And now, as he drives me back to my hotel, he wants to know
about the observer.
"Don't forget the observer," he says meaningfully, sliding
his eyes from the mountain road to mine and back again.
So many answers flare up that I don't reply at all. He might have
just as well have asked about the Creator. When novice evolutionists look at the marvelous
adaptations of beings they immediately think of the Creator who orchestrated all this
unity in diversity, as if life lacks the knack of doing it by itself. All those dumb
plants and animals. The Observer is another variation of the same polar belief system -
the division between mind and matter, the created and the creator, the observed and the
observer. Same thing.
Well, OK, it's hard to think otherwise. Our senses and a couple of
thousand years of heavy duty philosophy have warped our concepts on this. Linguistic and
logical sand traps are scattered everywhere on the mental playing field.

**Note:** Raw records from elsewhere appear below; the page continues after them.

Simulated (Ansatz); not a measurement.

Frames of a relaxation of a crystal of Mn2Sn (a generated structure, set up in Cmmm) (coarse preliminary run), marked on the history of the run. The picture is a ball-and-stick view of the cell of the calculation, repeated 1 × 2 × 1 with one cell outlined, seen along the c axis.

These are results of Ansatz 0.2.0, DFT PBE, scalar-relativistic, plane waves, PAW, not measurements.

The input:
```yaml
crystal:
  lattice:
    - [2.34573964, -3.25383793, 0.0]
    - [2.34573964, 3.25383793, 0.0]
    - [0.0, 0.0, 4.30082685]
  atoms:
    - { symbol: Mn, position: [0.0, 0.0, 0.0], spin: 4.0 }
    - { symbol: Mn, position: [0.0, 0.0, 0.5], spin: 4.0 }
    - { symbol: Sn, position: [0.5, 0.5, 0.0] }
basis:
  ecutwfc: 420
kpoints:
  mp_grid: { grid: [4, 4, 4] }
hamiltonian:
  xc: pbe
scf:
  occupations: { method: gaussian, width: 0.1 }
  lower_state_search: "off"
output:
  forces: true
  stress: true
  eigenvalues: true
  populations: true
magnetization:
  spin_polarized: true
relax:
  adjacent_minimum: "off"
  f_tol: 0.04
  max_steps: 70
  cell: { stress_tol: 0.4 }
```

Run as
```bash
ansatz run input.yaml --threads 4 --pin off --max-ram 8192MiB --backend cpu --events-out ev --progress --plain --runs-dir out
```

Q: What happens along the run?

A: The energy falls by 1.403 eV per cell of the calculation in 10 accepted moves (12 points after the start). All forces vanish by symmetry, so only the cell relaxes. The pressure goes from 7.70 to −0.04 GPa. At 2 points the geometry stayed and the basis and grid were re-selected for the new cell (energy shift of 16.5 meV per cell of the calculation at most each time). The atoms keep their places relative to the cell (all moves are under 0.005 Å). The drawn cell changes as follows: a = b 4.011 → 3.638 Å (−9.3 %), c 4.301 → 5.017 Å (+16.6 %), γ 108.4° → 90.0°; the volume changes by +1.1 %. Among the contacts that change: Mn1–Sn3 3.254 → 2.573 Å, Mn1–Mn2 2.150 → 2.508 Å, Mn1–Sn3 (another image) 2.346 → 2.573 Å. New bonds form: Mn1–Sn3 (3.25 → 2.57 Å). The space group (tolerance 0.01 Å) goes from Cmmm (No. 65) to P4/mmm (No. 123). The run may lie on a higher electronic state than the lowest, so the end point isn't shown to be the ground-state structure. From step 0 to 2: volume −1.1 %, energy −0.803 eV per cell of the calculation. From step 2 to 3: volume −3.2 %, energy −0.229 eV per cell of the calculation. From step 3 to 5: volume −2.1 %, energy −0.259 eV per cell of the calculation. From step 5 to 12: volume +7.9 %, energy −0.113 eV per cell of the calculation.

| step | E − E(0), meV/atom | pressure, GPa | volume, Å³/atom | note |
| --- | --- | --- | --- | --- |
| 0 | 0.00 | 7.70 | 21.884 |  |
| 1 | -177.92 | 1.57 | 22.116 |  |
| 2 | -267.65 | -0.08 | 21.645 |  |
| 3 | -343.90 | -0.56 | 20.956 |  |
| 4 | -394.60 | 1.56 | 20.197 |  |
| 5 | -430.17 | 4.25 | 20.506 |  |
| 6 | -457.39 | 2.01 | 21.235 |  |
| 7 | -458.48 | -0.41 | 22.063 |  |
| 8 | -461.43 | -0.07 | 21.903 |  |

This does not mean there is no Observer or Creator. It means we
don't recognize these for what they are.
Lilly was right. The observer is
something we should not forget about. The first thing to remember is that there is no
observer by itself.
Stuck into one of John Lilly's dark, warm, watery, quiet isolation
chambers, without any tangible links to an "outside reality," the observer gets
antsy and starts zipping here and there trying to find out where the hell the world went
to. Lilly and many other isonauts discover that the observer goes right into orbit and
even warp drive, going where no - uh - person has ever gone before. Use Ketamine, Lilly
said, a kid's anesthetic, to get the antigravity engines really humming.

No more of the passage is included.